Note
Access to this page requires authorization. You can try signing in or changing directories.
Access to this page requires authorization. You can try changing directories.
Agentic Retrieval uses advanced data parsing to help you extract more value from your documents by capturing structure, tables, and images for more accurate, context-rich search and chat experiences. This article explains how data parsing works, what it extracts, and how to optimize your content for better retrieval results.
Important
Agentic Retrieval in Foundry Local is currently in PREVIEW. See the Supplemental Terms of Use for Microsoft Azure Previews for legal terms that apply to Azure features that are in beta, preview, or otherwise not yet released into general availability.
Key capabilities
Data parsing in Agentic Retrieval provides the following capabilities:
- Enhanced document understanding: Extracts headings, tables, images, and formatting for richer context.

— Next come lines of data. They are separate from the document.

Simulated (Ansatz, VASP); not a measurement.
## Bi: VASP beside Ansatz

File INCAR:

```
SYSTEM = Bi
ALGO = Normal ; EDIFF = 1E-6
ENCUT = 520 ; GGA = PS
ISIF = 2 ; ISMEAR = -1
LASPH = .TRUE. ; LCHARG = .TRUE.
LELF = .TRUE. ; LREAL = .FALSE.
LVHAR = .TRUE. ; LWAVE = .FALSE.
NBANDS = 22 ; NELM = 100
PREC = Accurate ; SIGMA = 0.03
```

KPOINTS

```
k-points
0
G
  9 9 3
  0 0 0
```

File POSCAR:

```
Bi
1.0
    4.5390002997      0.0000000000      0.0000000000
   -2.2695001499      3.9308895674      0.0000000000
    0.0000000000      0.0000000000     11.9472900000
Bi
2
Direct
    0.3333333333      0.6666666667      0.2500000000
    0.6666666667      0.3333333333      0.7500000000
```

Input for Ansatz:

- Semantic chunking: Splits text into meaningful sections, preserving context and document hierarchy.
- Rich metadata: Captures paragraph headings, page numbers, and other structural details.
- Intelligent table processing: Detects, merges, and indexes tables—even those spanning multiple pages.
- Improved retrieval accuracy: Enables more relevant and precise search results.
When data parsing adds the most value
Data parsing is built in and is especially valuable when your documents include:
- Tables, charts, or images that are important for your use case.
- Complex structure, such as reports, scientific papers, or financial statements.
- A need for precise search, filtering, or attribution (such as page numbers or section headings).
How data parsing works
Data parsing analyzes your documents to identify and preserve structure, including:
- Headings, paragraphs, lists, and hierarchy.
- Tables and images.
- Multiple file formats, including PDF, Word, PowerPoint, HTML, Markdown, and common image types.
The process splits text into context-aware chunks that align with natural boundaries, such as sentences or sections. Each chunk includes metadata like headings and page numbers, making it easier to trace information back to its source.
Supported file formats
Data parsing supports the following file types:
- .txt (text files)
- .pdf (PDF documents)
- .docx (Microsoft Word documents)
- .pptx (Microsoft PowerPoint presentations)
- .html (HTML documents)
- .md (Markdown files)
- .png, .jpg, .jpeg (images)
Text chunking and metadata
Data parsing uses semantic chunking to create meaningful sections. Each chunk includes metadata such as headings, page numbers, and unique chunk IDs. Table chunks include details like table index, shape, and a preview of the content. This approach helps preserve context and improves retrieval relevance.
Table extraction and processing
Data parsing automatically detects tables across all pages, including tables in scanned documents. It merges tables that span multiple pages, restores column headers, and ensures consistent column structure. Each table chunk includes metadata such as table index, shape, page numbers, section headings, and a preview of the table. This information makes tables searchable and retrievable with full context.
Image extraction and processing
Data parsing automatically detects images across all pages. Each image is stored as the original source in full quality with source page number metadata. This information supports full-quality image display and source page context during inference.
How data parsing improves results
Data parsing directly improves the quality of retrieval-augmented generation (RAG) responses. It helps you get better context retrieval, enhanced table understanding, and improved accuracy. For example, heading information helps identify relevant sections quickly, and page numbers allow precise source attribution. Semantic chunks align with query intent, and structured queries about tabular data are more accurate. These improvements help you deliver more accurate and trustworthy results to your users.
Performance considerations
Data parsing can take longer for large, complex documents because it extracts richer structure and metadata. It can also increase storage requirements per chunk. In most workloads, improved retrieval relevance and source attribution outweigh the extra processing time and storage.
Best practices
To get the best results from data parsing, follow these recommendations:
- Use native digital formats (such as PDFs with selectable text) when possible.
- Ensure tables are well-formatted and consistent.
- Use clear, consistent headings to help the parser identify document structure.
Review your documents before ingestion to ensure they meet these guidelines.
Troubleshooting
If you notice missing or incomplete tables, check that your source documents are well-structured and legible. For unexpected results, review the metadata and chunk details to verify that headings and page numbers are captured. If ingestion fails, try simplifying the document or splitting it into smaller sections.